As the Pentagon pushes sweeping acquisition reforms aimed at speeding how the department buys and fields “functionally relevant capabilities,” senior officials at the Defense Information Systems Agency (DISA) said the agency is largely on track to meet the new requirements.
Jason Martin, DISA’s component acquisition executive and acquisition director, told reporters Monday that the agency has already made most of the necessary structural and financial adjustments.
“From a portfolio setup perspective, for the most part, we are there. We’ll need to make some tweaks, but I think we’re largely there. From a financial consolidation, same thing,” Martin said. “We worked directly to ensure that funding is aligned, and then we prioritize within our portfolios already, and when we’re able, I will prioritize across the acquisition organization.”
Martin added that the required renaming under the Pentagon’s new framework will have “minimal impact” and overall feels “very comfortable with where we are and what we’ve previously done,” he said.
The Defense Department’s – now rebranded as the War Department by the Trump administration – reform push stems from a Nov. 7 announcement by Defense Secretary Pete Hegseth outlining a departmentwide overhaul of acquisition practices, changes that mirror an April executive order from President Trump directing federal agencies to reshape their procurement processes.
Hegseth set tight deadlines to make these changes a reality, with the DOD acquisition chief required to issue guidance within 45 days and each military service submitting implementation plans within 60 days.

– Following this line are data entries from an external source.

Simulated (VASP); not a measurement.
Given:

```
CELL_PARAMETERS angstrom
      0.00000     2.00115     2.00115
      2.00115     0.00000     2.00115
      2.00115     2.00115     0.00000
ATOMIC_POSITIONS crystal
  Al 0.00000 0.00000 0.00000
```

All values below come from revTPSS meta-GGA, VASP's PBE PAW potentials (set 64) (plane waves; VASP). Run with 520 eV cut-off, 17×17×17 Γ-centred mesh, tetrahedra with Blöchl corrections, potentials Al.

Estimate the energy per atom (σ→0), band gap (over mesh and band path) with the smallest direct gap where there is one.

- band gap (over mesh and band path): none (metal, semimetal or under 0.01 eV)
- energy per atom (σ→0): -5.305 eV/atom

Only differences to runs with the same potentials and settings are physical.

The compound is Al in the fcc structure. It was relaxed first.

Martin told reporters that he has already sent DISA’s plan of action to Lt. Gen. Paul Stanton, DISA’s director and the commander of the DOD’s Cyber Defense Command.
Martin did not outline the full scope of DISA’s plan but offered some insight into what it is likely to include.
One pillar of the agency’s plan involves shifting DISA’s culture toward agile, faster procurement. Beginning in March 2026, at least 40% of DISA programs must use one of the “acquisition accelerators,” with at least 80% doing so by the end of fiscal 2026.
Those accelerators include mechanisms already used for task order awards, such as blanket purchase agreements or internal contracting vehicles. Oral presentations, used as a substitute for or supplement to written proposals, are another option.
By expanding the use of tools like oral presentations, DISA aims to accelerate the source-selection process and move new capabilities into the field more quickly.
A central part of DOD’s acquisition reform is shifting away from waiting for a fully finished product and instead fielding systems that meet about 80% of operational needs – giving warfighters usable, relevant capabilities far sooner than a 100% solution that may never materialize.
Martin emphasized that the approach does not involve starting new programs and stopping at 80% completion. Instead, he said DISA is focusing on upgrading existing capabilities with technology that reflects the priorities of combatant commanders.
“The vast majority of our requirements come through operational discussions, operational meetings, meetings with the customer base or the mission partner … and we are either slightly adjusting things or incorporating new capability into existing products,” he said.
Stanton said the shift to align with DOD’s plan is not a heavy lift for DISA, because the agency was already moving in that direction. He explained that DISA has been applying the strategy across its portfolios for some time and is now focused on scaling it across the entire enterprise.
“What we’re doing now is bringing them together in time and space aligned with the requirement presented by a combatant command,” Stanton said. “It’s not that we’re doing less, it’s [that] we’re organizing ourselves to deliver functionally relevant capabilities in support of an actual mission, and then we’ll look to scale that.”